PICAYUNE —
A United States Postal Service spokesperson, Enola C. Rice, said on Monday that the postal service has no plans to close the McNeill and Carriere post offices. She made the statement in the wake of rumors that were wide-spread and began circulating in Pearl River County last week that the two post offices would be shuttered.
Rice said, however, that in some small, rural post offices personnel hours could be cut, but public hearings would be held before any decisions are made. “We will hold community meeting’s for each Post Office considered for modified retail hours, and expect to complete the Post Plan in 2014. Lobby hours, PO boxes and ZIP Codes will not change,” Rice added. She said no hearings so far have been held in Mississippi.
Said Rice, “We do not have any plans to close any post offices in the U.S., or in Pearl River County. We’re going to keep all post offices open.”
Rumors were rampant in Pearl River County last week that postal officials were planning to close the post offices at McNeill and Carriere. There are three that are considered small rural post offices in Pearl River County: Besides McNeill and Carriere, Nicholson community, south of Picayune, also has a post office on Jackson Landing Road, just across the railroad tracks on the right.
The McNeill and Carriere post offices are located on U.S. 11 North in those communities, north of Picayune.
The rumors also said daily hours of operation would be cut in McNeill and Nicholson. Rice said curtailment of hours in some post offices were being studied, but public hearings would be held in communities where such cuts are proposed.
Post Office officials earlier this year announced in Washington, D.C., that they planned to close 3,600 small rural post offices, and that announcement was immediately met with a backlash from Çongressmen and local officials who maintain they depend on the local post offices.
Postal officials came back in May and said they would not close the offices but would cut back personnel operating hours.
A postal service lobbying group, which operates a website, “savethepostoffice.com,” charged that officials who run the Postal Service were still planning to close some offices, and had just re-labelled the process as “consolidation, relocation and suspension.”

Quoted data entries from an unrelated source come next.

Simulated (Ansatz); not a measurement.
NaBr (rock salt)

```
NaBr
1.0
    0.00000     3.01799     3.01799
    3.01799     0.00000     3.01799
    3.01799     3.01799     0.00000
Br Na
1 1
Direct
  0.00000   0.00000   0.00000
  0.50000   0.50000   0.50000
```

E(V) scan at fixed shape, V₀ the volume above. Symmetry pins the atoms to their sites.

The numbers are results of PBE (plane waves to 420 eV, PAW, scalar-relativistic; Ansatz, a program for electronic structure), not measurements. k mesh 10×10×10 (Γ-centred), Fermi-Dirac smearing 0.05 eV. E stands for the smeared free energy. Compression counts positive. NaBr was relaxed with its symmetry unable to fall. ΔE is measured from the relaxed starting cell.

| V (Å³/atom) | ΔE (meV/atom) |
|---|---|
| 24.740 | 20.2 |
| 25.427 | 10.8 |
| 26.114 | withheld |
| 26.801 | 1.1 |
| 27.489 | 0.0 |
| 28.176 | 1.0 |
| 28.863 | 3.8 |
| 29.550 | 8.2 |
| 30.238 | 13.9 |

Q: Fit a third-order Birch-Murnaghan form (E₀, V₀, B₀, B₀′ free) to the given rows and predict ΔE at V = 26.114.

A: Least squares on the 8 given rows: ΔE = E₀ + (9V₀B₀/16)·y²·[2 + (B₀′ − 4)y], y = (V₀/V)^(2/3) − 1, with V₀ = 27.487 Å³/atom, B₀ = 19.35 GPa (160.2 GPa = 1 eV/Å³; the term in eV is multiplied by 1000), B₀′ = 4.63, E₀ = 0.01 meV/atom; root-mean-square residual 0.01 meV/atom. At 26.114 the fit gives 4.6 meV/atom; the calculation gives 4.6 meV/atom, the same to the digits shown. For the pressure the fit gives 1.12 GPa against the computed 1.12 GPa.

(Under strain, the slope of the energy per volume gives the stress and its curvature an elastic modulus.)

However, Rice’s comment disputed that. She said the postal service has no “plans to close any post office in the U.S. . . .”
Postal officials told Congress that instead of closing the 3,600 offices, they would cut personnel hours at some 13,000 locations. There was no indication whether or not the cutbacks were temporary or permanent.
Postal officials cited continued revenue problems in a slack economy as the cause for the originally proposed closures and cutbacks, and said they would try to increase revenue from “junk mail” deliveries in order to help allay revenue decreases, news dispatches said. The postal service, contrary to popular belief, receives no government tax monies or subsidies any longer.
However, postal service critics charged the post office is overlooking the marketing potential contained in the thousands of brick-and-mortar locations throughout the nation. Critics say these facilities could be expanded if the postal service were capable of coming up with some bright new ideas on how to effectively use these smaller facilities to market post office services.
Private competitors, like UPS and FedEx, have drained off billions of dollars in business from the postal service, which has been slow to change to market conditions.
But postal service officials announced in May moves it said would prevent the closure of thousands of local, rural post offices in order to close a budget gap.
Said Post Master General and CEO Patrick R. Donahoe, in making the announcement: “We’ve listened to our customers in rural America, and we hear them loud and clear: they want to keep their Post Office open.”
Donahoe then described what is called The Post Plan that would cut employee hours, but the retail lobby and access to boxes would still be available at the rural post offices.
He said that the new strategy will be implemented over a two-year period and would not be completed until September, 2014.
He said it would save yearly the postal service a half-billion dollars.